Get the last run matching the specified criteria.

This method applies filters and returns the last matching run, or raises ValueError if no runs match.

Parameters

  • *predicates : Callable[[R], bool] | tuple[str, Any] Callable predicates or (key, value) tuples for filtering.

  • **kwargs : Any Additional key-value pairs for filtering.

Returns

  • R The last Run that matches the criteria.

Raises

  • ValueError If no runs match the criteria.

  • _value_error

source method RunCollection.to_list(key: str)list[Any]

Extract a list of values for a specific key from all runs.

Parameters

  • key : str The key to extract from each run.

Returns

  • list[Any] A list containing the values for the specified key from each run.

source method RunCollection.to_numpy(key: str)NDArray

Extract values for a specific key from all runs as a NumPy array.

Parameters

  • key : str The key to extract from each run.

Returns

  • NDArray A NumPy array containing the values for the specified key from each run.

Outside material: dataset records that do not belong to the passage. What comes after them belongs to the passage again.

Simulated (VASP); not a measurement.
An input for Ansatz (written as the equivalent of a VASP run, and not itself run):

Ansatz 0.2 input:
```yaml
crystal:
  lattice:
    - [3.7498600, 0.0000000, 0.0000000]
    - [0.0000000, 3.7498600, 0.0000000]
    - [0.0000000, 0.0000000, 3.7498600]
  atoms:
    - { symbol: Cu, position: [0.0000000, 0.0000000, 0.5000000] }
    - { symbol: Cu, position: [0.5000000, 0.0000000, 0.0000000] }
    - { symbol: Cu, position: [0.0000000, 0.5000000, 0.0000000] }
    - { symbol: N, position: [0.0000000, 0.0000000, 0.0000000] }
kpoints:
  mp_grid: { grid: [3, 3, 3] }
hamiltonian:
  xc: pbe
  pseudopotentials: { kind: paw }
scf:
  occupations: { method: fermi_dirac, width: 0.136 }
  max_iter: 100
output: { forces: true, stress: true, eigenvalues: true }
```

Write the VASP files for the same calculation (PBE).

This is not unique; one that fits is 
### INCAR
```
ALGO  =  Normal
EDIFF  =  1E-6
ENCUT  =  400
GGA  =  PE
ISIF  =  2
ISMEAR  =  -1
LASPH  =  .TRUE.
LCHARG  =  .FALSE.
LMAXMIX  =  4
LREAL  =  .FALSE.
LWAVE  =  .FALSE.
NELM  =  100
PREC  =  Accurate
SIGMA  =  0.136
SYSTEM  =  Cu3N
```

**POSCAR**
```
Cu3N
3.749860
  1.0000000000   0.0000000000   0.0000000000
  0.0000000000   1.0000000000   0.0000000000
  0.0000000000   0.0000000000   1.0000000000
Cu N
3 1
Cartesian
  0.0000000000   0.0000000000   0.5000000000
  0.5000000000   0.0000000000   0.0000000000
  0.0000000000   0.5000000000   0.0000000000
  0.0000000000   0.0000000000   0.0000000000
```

source method RunCollection.unique(key: str)NDArray

Get the unique values for a specific key across all runs.

Parameters

  • key : str The key to extract unique values for.

Returns

  • NDArray A NumPy array containing the unique values for the specified key.

source method RunCollection.n_unique(key: str)int

Count the number of unique values for a specific key across all runs.

Parameters

  • key : str The key to count unique values for.

Returns

  • int The number of unique values for the specified key.

source method RunCollection.sort(*keys: str, reverse: bool = False)Self

Sort runs based on one or more keys.

Parameters

  • *keys : str The keys to sort by, in order of priority.

  • reverse : bool Whether to sort in descending order (default is ascending).

Returns

  • Self A new RunCollection with the runs sorted according to the specified keys.

source method RunCollection.to_frame(*keys: str, **kwargs: Callable[[R], Any])DataFrame

Convert the collection to a Polars DataFrame.

Parameters

  • *keys : str The keys to include as columns in the DataFrame. If not provided, all keys from each run's to_dict() method will be used.

  • **kwargs : Callable[[R], Any] Additional columns to compute using callables that take a Run and return a value.

Returns

  • DataFrame A Polars DataFrame containing the specified data from the runs.

source method RunCollection.group_by(*keys: str, **kwargs: Callable[[Self | Sequence[R]], Any])dict[Any, Self] | DataFrame

Group runs by one or more keys.

This method can return either

  • A dictionary mapping group keys to RunCollections (no kwargs provided)
  • A Polars DataFrame with group keys and aggregated values (kwargs provided)

Parameters

  • *keys : str The keys to group by.

  • **kwargs : Callable[[Self | Sequence[R]], Any] Aggregation functions to apply to each group. Each function should accept a RunCollection or Sequence[Run] and return a value.

Returns

  • dict[Any, Self] | DataFrame Either a dictionary mapping group keys to RunCollections, or a Polars DataFrame with group keys and aggregated values.

source chdir_artifact(run: Run)Iterator[Path]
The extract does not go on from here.